I want a New Toy (oh ay oh), nothing too demanding (ta).

--Lena Lovich (song originally written by Thomas Dolby)

I am now the proud owner of an Olympus FE-100, a basic little 4.0 megapixel jobbie that will be more than adequate for my relatively simple photographic needs.

I then took my new toy over to the aforementioned Convoy Street in search of lunch.

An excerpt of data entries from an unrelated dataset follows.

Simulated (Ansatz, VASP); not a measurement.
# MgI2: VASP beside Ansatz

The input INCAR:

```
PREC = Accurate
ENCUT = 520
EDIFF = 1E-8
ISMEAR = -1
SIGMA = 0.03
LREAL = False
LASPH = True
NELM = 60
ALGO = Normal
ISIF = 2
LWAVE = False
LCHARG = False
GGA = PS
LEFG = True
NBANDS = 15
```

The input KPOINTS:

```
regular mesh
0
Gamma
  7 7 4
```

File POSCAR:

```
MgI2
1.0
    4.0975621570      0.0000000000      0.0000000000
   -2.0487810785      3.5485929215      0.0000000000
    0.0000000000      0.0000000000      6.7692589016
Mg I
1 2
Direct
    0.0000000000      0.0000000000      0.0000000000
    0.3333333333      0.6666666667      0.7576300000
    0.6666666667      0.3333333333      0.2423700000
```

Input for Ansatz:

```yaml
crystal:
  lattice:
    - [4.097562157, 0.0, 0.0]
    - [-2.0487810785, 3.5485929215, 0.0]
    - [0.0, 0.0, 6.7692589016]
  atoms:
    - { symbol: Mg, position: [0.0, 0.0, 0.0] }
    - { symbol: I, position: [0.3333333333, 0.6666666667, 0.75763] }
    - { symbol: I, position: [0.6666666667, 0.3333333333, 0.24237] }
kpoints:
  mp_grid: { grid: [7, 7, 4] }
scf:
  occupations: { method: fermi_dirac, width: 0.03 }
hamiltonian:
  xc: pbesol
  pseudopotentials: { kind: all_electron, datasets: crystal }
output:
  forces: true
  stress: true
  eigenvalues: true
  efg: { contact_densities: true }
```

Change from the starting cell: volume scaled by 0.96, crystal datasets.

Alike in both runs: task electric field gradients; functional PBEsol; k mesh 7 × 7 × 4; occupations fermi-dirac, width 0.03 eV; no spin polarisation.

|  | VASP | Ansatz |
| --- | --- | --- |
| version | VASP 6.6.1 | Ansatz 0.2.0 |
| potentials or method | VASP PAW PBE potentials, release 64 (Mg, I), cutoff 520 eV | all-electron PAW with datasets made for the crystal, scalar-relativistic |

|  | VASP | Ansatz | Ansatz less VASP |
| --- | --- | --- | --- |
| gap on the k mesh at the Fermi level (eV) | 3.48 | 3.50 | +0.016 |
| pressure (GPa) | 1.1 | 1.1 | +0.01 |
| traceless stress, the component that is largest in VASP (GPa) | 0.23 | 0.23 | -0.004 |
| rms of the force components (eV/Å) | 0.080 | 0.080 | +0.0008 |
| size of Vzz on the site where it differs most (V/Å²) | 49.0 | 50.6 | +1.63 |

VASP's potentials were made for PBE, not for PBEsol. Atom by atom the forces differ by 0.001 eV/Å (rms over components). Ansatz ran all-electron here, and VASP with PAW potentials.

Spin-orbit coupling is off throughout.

San Diego used to have an actual Chinatown, in the area now known as the Gaslamp District--back in the day, that whole area was known as the Stingaree and was basically the red-light district. But since then it's been all the way down and then back up as a gentrified tourist area, and all that remains of Chinatown are some lovingly restored buildings, a museum, and maybe a couple of active businesses. The Convoy Street area isn't really a proper "Chinatown" in that there's little actual housing here--just block after block of strip malls jam-packed with restaurants, groceries, and other businesses catering to a variety of Asian ethnic groups, interspersed with a few Anglo-American businesses and a bunch of auto dealerships (and the occasional adult bookstore--the more things change, as they say...)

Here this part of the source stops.